[SOUND] Hi, welcome to week three.

This time we will see an algorithm called variational inference.

This is an algorithm for computing the posterior probability approximately.

But first of all,

let's see why do we even care about computing approximate posterior.

So here we see base formula that helps us to compute the posterior

on the latent variables given the data.

We will denote the posterior probability, f, as p*(z).

So when the prior is conjugate to the likelihood,

it is really easy to compute the posterior.

However, for most of the other cases, it is really hard.

One important case is called the variational autoencoders and

we will see it in week five.

In variational autoencoders, we model the likelihood as neural networks.

So it would be a normal distribution of the data given that

the mean is some neural network mu of z and

the variance is some other neural networks, sigma squared of z.

And in this case, there's no conjugacy and

we can't compute the posterior using Bayes' formula.

But do we actually need the exact posterior?

For example, here is some distribution and

it doesn't seem to belong to some known family of distributions.

However, we could approximate it using the Gaussian and for

most of the practical considerations, it will really be a good approximation.

For example, it would match the mean, the variance and [INAUDIBLE] the shape.

And so through out this week, we'll see a method that will help us to

find the best approximation of the full posterior.

It works as follows, first of all, we select some family distribution as Q.
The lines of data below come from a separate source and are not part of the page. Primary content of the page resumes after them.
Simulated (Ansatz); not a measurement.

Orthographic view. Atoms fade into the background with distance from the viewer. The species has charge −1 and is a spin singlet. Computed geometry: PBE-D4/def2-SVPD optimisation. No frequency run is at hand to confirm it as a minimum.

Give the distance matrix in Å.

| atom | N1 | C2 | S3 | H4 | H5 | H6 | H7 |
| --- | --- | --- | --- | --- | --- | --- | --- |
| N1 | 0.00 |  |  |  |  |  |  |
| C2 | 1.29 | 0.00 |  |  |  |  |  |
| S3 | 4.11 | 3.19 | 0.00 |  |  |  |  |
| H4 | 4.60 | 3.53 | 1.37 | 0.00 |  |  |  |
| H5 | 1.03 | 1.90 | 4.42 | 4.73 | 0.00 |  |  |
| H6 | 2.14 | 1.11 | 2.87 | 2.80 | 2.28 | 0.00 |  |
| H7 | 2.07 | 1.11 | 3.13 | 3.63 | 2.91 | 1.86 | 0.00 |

We'll call this a variational family.

For example, this could be family of normal distributions with some

arbitrary mean, and the coherence matrix that will be a diagonal one.

What we do next is we try to approximate the full posterior,

the star of z, with some variational distribution, q of z,

and we find the best matching distribution using the KL divergence.

So we try to minimize the KL divergence between the q and

the p* in the family of distributions, q.